Vegan Pumpkin Black Bean Quesadillas
With a hint of sweet heat, this is a savory, vitamin-packed, plant-based
appetizer or kid-friendly main meal perfect for the fall season.
Prep Time10 minutes mins
Cook Time20 minutes mins
Total Time30 minutes mins
Course: Dinner
Keyword: black beans, pumpkin, quesadilla
Servings: 4 8-inch quesadillas
Author: Kimberly Tyson
- 1 teaspoon Simple Truth Organic Italian Extra-Virgin Olive Oil
- 1 garlic clove minced
- 1 teaspoon Simple Truth Organic Cumin
- 1/2 teaspoon Simple Truth Organic Chili Powder
- 1 teaspoon fine sea salt
- 1 can (15 ounce) Simple Truth Solid Packed Pumpkin
- 1 can (15 ounce) Simple Truth Organic Black Beans, drained and rinsed
- 2/3 cup Kroger Simple Truth Organic Super Sweet Whole Corn Kernels, drained
- 1 cup vegan cheddar shreds (try Daiya)
- 8 Simple Truth 8-inch Wheat Flour Tortillas
- Optional garnishes: cilantro or flat-leaf parsley, salsa, vegan sour cream
In a medium saucepan, heat oil on
medium-high heat. Add garlic. Sauté
about a minute, or until garlic is golden.

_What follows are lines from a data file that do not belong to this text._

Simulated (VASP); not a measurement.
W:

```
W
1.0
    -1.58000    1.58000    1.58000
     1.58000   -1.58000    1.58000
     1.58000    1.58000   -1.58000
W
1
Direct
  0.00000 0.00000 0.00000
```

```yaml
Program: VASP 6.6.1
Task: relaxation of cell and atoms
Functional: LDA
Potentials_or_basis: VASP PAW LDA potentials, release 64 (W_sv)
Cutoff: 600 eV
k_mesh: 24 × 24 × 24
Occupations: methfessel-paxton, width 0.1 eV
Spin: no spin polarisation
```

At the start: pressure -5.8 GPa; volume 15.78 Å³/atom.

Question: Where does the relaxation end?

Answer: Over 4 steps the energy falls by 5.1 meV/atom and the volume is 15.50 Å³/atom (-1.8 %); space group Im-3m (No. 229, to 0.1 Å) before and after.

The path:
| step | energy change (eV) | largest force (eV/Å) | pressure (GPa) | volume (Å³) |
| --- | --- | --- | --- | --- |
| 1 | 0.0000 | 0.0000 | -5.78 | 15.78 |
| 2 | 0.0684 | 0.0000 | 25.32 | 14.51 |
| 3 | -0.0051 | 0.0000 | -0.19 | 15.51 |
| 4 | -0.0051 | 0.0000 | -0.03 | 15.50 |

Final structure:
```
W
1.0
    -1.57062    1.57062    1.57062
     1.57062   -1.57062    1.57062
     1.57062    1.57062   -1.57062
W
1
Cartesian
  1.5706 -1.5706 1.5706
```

Add canned pumpkin. Stir in cumin,
chili powder,and salt. Cook 3 minutes,
or until pumpkin is heated through. Add
a splash of water if needed to avoid
sticking. Remove from heat.
To assemble quesadillas, divide
seasoned pumpkin and spread evenly
onto 4 tortillas. Evenly distribute 1⁄3
cup of drained black beans onto each
tortilla. Evenly distribute 2 tablespoons
of corn onto each tortilla. Sprinkle ¼
cup of vegan cheddar shreds onto each
tortilla. Place a tortilla over the filling.
Spray large pan with cooking spray.
Heat to medium-high. One at a time,
cook quesadillas on both sides, until
each side is golden brown and cheddar
shreds have melted.
Cut quesadillas into quarters and
serve topped with optional garnishes.